"What Will Hot Issues be at S.F. City Hall in 2015?"

SF Chronicle, January 3, 2015

If 2014 in San Francisco was the year of the eye-popping economic boom, 2015 will be the year City Hall politicians try to figure out how to deal with the affordability crisis it helped generate.

Or at least that’s what they’re saying now. You know how New Year’s resolutions work out — as you loosen that belt buckle one more notch or check that less-than-impressive savings account total. Am I right?

The year ahead at City Hall will also include some big news in the interesting intersection between sports and politics and a potentially controversial November ballot.

Mayor Ed Lee’s focus will be his “affordability agenda” — and he has a big incentive to stick to that pledge. After all, he’s seeking re-election in November, and it’s not just tech titans and real estate barons who get to cast a vote.

(Granted, Lee has no competition so far. But from the way his communications team at City Hall is touting his dedication to “sharing prosperity” and his campaign team is hyping his history as a tenants rights advocate, it’s clear they’ll be stressing that theme for the next 10 months.)

Sharing prosperity

Lee will give his annual State of the City address in the next couple of weeks and will emphasize the need to spread the wealth.

“Jobs are back, the economy has rebounded, and for the first time in decades, the mayor’s not asking department heads to cut their budgets for a year,” said Christine Falvey, the mayor’s spokeswoman. “Next year, it’s going to be about sharing that prosperity. It’s not hitting all levels in the city.”

Falvey wouldn’t divulge specifics, but said Lee will make some announcements regarding strengthening public transportation and public education. But the main concentration will be affordable housing.

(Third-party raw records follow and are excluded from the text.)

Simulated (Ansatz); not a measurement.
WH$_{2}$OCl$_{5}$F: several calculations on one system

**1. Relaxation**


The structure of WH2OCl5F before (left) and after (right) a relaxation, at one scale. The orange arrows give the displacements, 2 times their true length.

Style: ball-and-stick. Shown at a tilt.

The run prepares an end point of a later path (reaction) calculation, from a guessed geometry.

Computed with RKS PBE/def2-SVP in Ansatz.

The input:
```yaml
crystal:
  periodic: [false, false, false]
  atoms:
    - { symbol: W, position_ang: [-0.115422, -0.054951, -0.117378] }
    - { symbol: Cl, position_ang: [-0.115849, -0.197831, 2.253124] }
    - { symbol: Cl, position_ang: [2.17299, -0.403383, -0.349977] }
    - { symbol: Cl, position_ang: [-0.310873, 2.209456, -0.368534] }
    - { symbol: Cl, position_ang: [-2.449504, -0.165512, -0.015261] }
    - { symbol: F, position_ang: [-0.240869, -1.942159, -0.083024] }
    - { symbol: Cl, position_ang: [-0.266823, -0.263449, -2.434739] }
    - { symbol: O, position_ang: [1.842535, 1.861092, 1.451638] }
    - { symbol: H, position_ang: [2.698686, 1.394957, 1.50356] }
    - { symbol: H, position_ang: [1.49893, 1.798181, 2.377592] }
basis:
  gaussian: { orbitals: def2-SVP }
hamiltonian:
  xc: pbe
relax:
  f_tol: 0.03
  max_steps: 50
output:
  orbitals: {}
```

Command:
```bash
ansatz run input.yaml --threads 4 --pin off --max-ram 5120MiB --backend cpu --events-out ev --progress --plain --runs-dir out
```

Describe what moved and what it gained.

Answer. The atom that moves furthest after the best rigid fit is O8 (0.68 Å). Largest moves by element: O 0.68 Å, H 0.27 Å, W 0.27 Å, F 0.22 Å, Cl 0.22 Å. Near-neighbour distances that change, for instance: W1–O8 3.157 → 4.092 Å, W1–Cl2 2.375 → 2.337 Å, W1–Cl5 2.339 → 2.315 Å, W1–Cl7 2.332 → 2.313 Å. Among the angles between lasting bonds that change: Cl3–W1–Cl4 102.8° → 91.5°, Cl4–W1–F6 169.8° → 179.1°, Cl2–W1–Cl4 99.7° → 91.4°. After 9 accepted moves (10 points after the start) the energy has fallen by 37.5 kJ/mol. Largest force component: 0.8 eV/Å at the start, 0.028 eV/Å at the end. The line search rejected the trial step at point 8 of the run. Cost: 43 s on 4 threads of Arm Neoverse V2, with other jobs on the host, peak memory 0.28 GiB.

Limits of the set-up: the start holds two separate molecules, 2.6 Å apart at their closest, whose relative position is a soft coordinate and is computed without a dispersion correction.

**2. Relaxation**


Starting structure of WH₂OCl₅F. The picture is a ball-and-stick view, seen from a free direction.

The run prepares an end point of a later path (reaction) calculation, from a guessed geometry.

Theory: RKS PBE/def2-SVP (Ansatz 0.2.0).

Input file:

Lee’s housing working group, composed of developers, affordable-housing advocates, policy wonks and others, has come up with ideas to spur affordable-housing creation and pay for it. The mayor wants to advance those ideas this year, but the details have yet to be determined.

Gabriel Metcalf, executive director of SPUR, an urban planning think tank, said there will likely be an affordable-housing funding measure on the November ballot and that it will be “an Ed Lee-style, get consensus measure.”

Peter Cohen, co-director of the Council of Community Housing Organizations, said it’s essential that City Hall politicians spend 2015 trying to preserve housing stock, keep tenants in their homes, build affordable housing in the heart of the city and keep nonprofits and small businesses viable.

“Maybe a bull market has a lot of benefits, but when the bull starts behaving like it’s in a china shop, we need to do something,” he said. “We actually need to get that much more aggressive — to confront the bull, harness it and maybe put it back in its pen.”

Helping the needy

City Hall is also expected to continue to press private businesses to give to the needy — such as Google’s recent $2 million donation to homeless services and Kaiser Permanente’s $5.5 million in new grants to programs for low-income people, including $3 million to rehabilitate decrepit public housing projects.

Supervisor London Breed, who represents the Western Addition where there are several public housing developments, recently persuaded the San Francisco Association of Realtors to donate staging furniture, kitchen appliances and other goods to homeless families moving into public housing projects. So far, 42 families have moved into vacant public housing units, and many have received help from the realty group.

“I think it’s time for everyone to be part of helping to make this city better for those who are less fortunate,” Breed said. “There are a lot of folks who have built a lot of wealth, and I would just hope that many of them feel obligated to give back.”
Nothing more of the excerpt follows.